Interviews: Best Practices in Community Policing

Kevin Allen

Kevin Allen, Director of the San Francisco Office of Citizen Complaints

POV: How did civilian oversight develop in San Francisco? How does your office work?

Kevin Allen, Director of the San Francisco Office of Citizen ComplaintsKevin Allen: In 1982 voters put the Office of Citizen Complaints on the ballot, so that's when we were created. It was created by an amendment to the city charter, so any changes would also have to be made that way. In 1995 the charter was amended to state that our office must have one investigator per 150 officers. Before that, the office was somewhat understaffed, with five to seven investigators for the whole department.

We investigate every complaint about policing that comes in, when the officer is either on-duty or acting in a position of authority by identifying him- or herself as a police officer. We receive complaints in person, over the phone, or through our website. Complainants can be anonymous. After a complaint is filed, we have one year to investigate and make recommendations about imposing discipline. We can't impose discipline, and we don't recommend specific discipline. We make our recommendations to the chief, or, if we feel the complaint is very serious, directly to the police commission. The whole process is confidential, until a discipline recommendation is made. The chief can only discipline officers by suspending them for up to ten days. If it's more serious, we'll ask that it go to the commission. Cases of excessive force, lying by a police officer, and cases that have drawn a lot of public attention will go to the commission a lot of the time.
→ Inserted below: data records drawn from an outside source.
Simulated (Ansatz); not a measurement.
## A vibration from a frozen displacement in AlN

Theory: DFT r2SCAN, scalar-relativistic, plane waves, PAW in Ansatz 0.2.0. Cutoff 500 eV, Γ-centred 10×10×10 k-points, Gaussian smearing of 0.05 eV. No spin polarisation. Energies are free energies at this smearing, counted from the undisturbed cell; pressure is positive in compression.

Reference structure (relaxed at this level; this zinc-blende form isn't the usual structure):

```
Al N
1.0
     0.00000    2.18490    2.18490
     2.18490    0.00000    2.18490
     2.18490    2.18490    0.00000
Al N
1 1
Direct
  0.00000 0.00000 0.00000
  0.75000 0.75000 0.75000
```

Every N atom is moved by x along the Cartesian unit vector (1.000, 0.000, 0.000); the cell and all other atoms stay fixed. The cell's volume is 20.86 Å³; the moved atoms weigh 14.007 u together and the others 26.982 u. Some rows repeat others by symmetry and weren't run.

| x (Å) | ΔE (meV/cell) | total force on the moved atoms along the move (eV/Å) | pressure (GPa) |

POV: Civilian oversight is popular in a number of cities, but its effects have varied. What are the keys to making civilian oversight effective in San Francisco?

Allen: We have complete autonomy. We're our own department of the mayor. And though the commission oversees what we do, we receive a separate budget from the mayor's office. We have so many investigators [because of the 1995 amendment] it makes it a bit easier to get through the investigations. One thing we gained through Proposition H [a ballot initiative passed in 2003] -- before, if we wanted the police chief to send a complaint on to the commission, and the chief disagreed, the commission could only urge the chief to send it on them. Now, if the chief disagrees, and we feel that our findings are correct, we can go directly to the commission. It's given the commission more discretion to look it over and say, This should go to the public and be heard in front of us." If we turn the case over to the chief, and the chief holds the case, we can turn around and do that verified complaint procedure, sending it directly to the commission.

POV: Are civilian oversight boards and police departments inherently opposing interests? Can there be effective partnerships between them?

Allen: By its very nature, the process is somewhat adversarial. In my opinion, I think that the department could use us as management tools. When we get complaints that have merit, I would think they would want to know that so that they can improve public safety and efficiency. There is still some tension between the police department and the Office of Citizen Complaints, but what we're really trying to get them to understand is that we do what we have to do by law. The public's pretty hard on the police department. One big knock on the department is that they're violating civil rights, with unnecessary searches, unnecessary force, and harassment. The public supports the police, but they don't necessarily support what the police are doing right now. One knock on the OCC is that what we do is confidential. We get maybe 1000 cases a year, and we sustain about 10 percent of those. That doesn't necessarily mean something didn't happen, but that we couldn't prove it. In the last year, the complaint was that the commission doesn't do anything, that it wasn't coming down hard enough on officers, allowing them to run wild.

POV: How do your investigations begin? Is there any sort of automatic review process in place, for example in police shooting incidents?

Allen: Most of our jurisdiction comes from complaints. If there is a shooting by a police officer, we're one of several agencies that are called. We can have an investigator on the scene, while the crime scene investigators are on the scene. The homicide division does a review, and the management control division of the police department does an investigation. We can review their findings. Also, we look for policy failures that may be partly responsible, and we can make recommendations about policy, usually six to eight months later. Some of our recommendations have focused on contact between the police and non-English-speaking people. Our recommendations included getting more people who speak different languages, whether police officers or not, and including them from the beginning, rather than trying to translate later or using broken English. When we make recommendations like that, we make them public.

POV: What new developments would you like to see in community oversight?

Allen: For investigative purposes, we'd like to see a trial run of cameras in police cars. When people are doing investigations, film can be more telling. We are actually expanding our own services as well. We have a mediation program now, but it's pretty perfunctory. We'd like to get officers sitting down with citizens more, talking about incidents.

Kevin Allen was a public defender in San Francisco for four years. He has been the director of the San Francisco Office of Citizen Complaints since 2003.